With Christmas just around the corner, ‘tis the season to indulge in all manner of delicious gourmet treats. Roast turkey, baked ham, Christmas pudding, and that world-famous French version of a Christmas cake, the Buche de Noel. Also known as a Yule Log, Yule cake or log cake, this wonderful French dessert puts in an appearance on dining tables all over France once the rest of the Christmas dinner has been tucked away.
Although there are plenty of variations on the recipe, the Buche de Noel typically features a rolled sponge cake in the shape of a log, with chocolate ganache or some other flavoured filling inside and a chocolate buttercream frosting. In fact, the flavours and types of fillings vary from region to region, while edible decorations like berries, holly leaves and nuts are also used. The end result is a rich, delicious treat that epitomises the best in Christmas cuisine.
But have you ever wondered how and when the French tradition of eating a Christmas cake shaped like a tree log ever developed? The Buche de Noel can trace its origins back to an ancient Celtic and Gaelic tradition surrounding the celebration of the winter solstice. The shortest day of the year was a time for feasting and for welcoming in the spring, and one of the most important rituals was the burning of a huge tree trunk.
The trunk of an oak, elm, beech or cherry tree would be found and burnt, often with roots still attached, to celebrate the rebirth of the sun and give thanks for the life it would once again bring to the earth.
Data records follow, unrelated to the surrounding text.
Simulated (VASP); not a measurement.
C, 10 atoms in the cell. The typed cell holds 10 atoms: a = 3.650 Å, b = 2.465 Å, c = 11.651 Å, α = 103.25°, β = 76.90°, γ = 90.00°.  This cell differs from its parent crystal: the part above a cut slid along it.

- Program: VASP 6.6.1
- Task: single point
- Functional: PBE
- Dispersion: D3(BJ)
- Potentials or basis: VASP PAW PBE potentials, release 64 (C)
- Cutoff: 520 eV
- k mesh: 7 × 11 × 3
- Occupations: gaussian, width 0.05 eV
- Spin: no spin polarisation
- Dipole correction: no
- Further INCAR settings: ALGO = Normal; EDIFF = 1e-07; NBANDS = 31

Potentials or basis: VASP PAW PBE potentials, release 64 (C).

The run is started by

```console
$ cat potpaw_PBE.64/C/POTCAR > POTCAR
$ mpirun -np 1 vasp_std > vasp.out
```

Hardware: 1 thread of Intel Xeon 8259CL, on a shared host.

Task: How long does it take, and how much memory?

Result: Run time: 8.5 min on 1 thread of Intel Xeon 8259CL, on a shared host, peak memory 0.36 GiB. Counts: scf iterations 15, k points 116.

The rise of Christianity saw many pagan traditions die out, but the burning of the Yule log continued to play an important role in French culture. In fact, the pomp and ceremony surrounding the burning of logs became even more intricate and extravagant. Decorations of ribbons and plant cuttings were added to the logs, while the ashes of a burnt log were said to have mystical powers that could cure sickness and ward off evil.
Over time, as large hearths disappeared and small stoves began to appear in people’s homes, the tradition of burning massive trunks shifted as people shifted to smaller logs and branches at home. However, there were different variations on the tradition in different regions. For example, in Provence, the remains of the log from the previous year would be relit to start the fire for the new log, while in Burgundy parents would hide gifts for their children under the log.
As the logs became smaller over the years, they would be placed in the centre of the table and surrounded by sweets to be given to guests. Then, at some stage during the 19th century, actual logs were gradually replaced by the Buche de Noel. There are several theories as to why this happened: perhaps because logs were meant to burn for the whole evening but often didn’t, perhaps because Napoleon ordered that all chimneys be closed during the winter months to stop the cold air spreading illness, or most likely because burning big logs in small stoves in the home was simply impractical.
Whatever the case may be, Parisian bakers popularised this delicious Christmas dessert from about 1870 onwards and turned it into the French institution we know today. And if you’re looking to add a little French touch to your Christmas dinner, it’s relatively easy to bake a French log cake at home.
However, you’ll need the following ingredients for our Buche de Noel recipe.
For the cake:
75g plain flour
125g caster sugar
A pinch of salt
For the chocolate buttercream:
125g unsalted butter
225g icing sugar
25g cocoa powder
1 tbsp milk
1. Beat the eggs and then combine with the other cake ingredients to form a batter. Bake for 12-15 minutes at 180 degrees Celsius, then sit aside to cool.
2. To make the chocolate buttercream, blend all the ingredients together to make a smooth, creamy frosting. Once the cake is cooled, spread the frosting thickly over the log.
3. For an orange-flavoured filling you can use Cointreau or Grand Marnier, or you could opt for a coffee, chestnut or cream flavouring if you wish. This can be baked into the cake to add a whole extra layer of flavour.
4. Then you can sit back and indulge in this ultimate Christmas treat, one with hundreds of years of fascinating history behind it.